But let us, for a moment, suppose Gibson is arguing something relevant to the day. It's 1877, Christmas has
been a nationally recognized holiday for five years, and some sacrilegious sorts are ruining the religious observance by decorating fir trees with colorful ribbons and shiny trinkets, drinking alcohol w/eggnog, giving each other unsolicited gifts, and telling stories about some fictional character who flies around in a sleigh powered by flying reindeer! In this situation MAYBE what Gibson is saying would pass for a valid topic of debate.

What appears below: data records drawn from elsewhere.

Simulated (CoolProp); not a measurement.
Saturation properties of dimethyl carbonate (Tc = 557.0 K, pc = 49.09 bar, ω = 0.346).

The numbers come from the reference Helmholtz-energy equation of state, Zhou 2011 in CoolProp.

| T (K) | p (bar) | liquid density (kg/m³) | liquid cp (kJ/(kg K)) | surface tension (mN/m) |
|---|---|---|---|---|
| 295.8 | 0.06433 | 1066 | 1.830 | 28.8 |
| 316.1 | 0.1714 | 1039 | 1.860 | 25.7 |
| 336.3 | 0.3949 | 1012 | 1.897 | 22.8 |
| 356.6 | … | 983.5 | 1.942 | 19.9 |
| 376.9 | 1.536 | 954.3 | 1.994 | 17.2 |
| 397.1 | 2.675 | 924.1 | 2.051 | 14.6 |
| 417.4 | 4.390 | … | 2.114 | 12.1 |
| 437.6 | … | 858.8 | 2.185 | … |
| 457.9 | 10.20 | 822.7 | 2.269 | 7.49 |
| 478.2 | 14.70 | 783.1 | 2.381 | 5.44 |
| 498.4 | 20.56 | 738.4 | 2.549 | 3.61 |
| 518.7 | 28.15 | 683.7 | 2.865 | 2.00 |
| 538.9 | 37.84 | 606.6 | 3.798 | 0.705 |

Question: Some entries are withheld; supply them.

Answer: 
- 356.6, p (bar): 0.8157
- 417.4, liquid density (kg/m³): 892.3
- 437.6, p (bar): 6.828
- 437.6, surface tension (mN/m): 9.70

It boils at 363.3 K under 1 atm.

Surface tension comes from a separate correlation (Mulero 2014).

But this is the 21st Century. In the team effort of making Christmas a popular holiday Jesus was officially benched as a major player when Woolworth's had its first Xmas sale and Norman Rockwell chose to feature Santa Claus, Christmas trees, and shiny giftboxes -- instead of Jesus -- in his holiday Saturday Evening Post offerings. That was, what, 1932?
How many iPods have been sold by salesmen reminding their customers the reason they're spending $100 on the latest electronic gadget for junior is the birth of Jesus of Nazareth? How many liquor stores wish their eggnog purchasers a "happy Jesus' birthday!"? How many grocers remind their patrons the glazed ham they're buying is a sin to consume, according to The Book of Leviticus, 11:6-8?
Arguing that Christianity is being removed from the holiday season is like arguing 12" vinyl at 78rpm is superior to 7" vinyl at 45rpm. It's like arguing the automatic transmission is ruining the automobile industry... or that Betamax is superior to VHS.